Friday, November 24, 2006

While You Were Sleeping

Cold, we left the school event at ten-past eight and went up to the Pusan National University area to get something to eat, ending up at a branch of 'Mr. Pizza', where - without my girlfriend who'd gone to the toilet - I blagged fluency in the Korean language for the first time by paying for the meal with a '여기 있습니다' (here you are while handing over the money), '감사합니다' (thank you when receiving the change), and the stock-phrase on leaving a store '수고하세요'. Thank God they didn't ask me how my meal was. The downside of being embedded in a Korean family is that everyone does the talking for you so opportunities to fly by the seat of your pants in Korean are few and far between.

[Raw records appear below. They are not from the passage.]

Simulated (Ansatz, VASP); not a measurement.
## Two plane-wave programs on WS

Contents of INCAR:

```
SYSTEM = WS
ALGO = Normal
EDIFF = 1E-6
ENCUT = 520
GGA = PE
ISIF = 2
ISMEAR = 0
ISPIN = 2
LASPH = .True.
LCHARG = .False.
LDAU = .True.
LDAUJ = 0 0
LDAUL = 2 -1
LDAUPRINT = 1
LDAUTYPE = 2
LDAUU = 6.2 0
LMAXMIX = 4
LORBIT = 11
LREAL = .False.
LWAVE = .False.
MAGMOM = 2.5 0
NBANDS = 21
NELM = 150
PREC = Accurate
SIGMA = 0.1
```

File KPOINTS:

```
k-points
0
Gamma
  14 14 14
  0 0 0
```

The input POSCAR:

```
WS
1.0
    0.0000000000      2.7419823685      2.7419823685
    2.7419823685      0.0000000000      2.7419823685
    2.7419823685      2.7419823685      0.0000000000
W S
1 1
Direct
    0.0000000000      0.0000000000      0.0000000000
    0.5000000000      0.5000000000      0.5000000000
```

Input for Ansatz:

My girlfriend's friend joined us at twenty to ten and we shopped for an hour before snacking at an 'as seen on TV' (apparently) food vendor near the station. They did seem to be doing good business though.

So it was 23:15 by the time we set off on our forty minute subway journey back home. Bad enough for us, but a very long day indeed for our friend who'd taught all day before taking part in the event she'd organised - and tomorrow was the school's 'sports day' which meant more long hours. How does she do it? She sleeps between four-and-a-half and five hours
every night. I wondered - given what else I've observed here - whether that was so unusual for a Korean.

Of course, our friend sleeps on the subway - as most Koreans seem to - and that may go some way to make up an additional hour or so every day - but it doesn't seem very good quality rest time to me. And despite Koreans' uncanny ability to usually wake up in time for their station, there are the inevitable times this doesn't work, and you spend more time backtracking the other way to the stop you missed. In fact, just that morning our friend had awoken a stop beyond where she was going, but that pales into insignificance against the time my girlfriend, returning late one night from
university, not only slept right the way to the end of the line, but was only finally awoken by the sound of the cleaners cleaning the carriage in the subway depot some time later.

Meanwhile, since coming to Korea and finding the pace of my lifestyle vastly accelerated, I've found myself involuntarily sleeping eight hours a night rather than the six I used to back home, because all the activity is making me tired. I'm going to need to work on reducing that if I'm to keep up with the Koreans.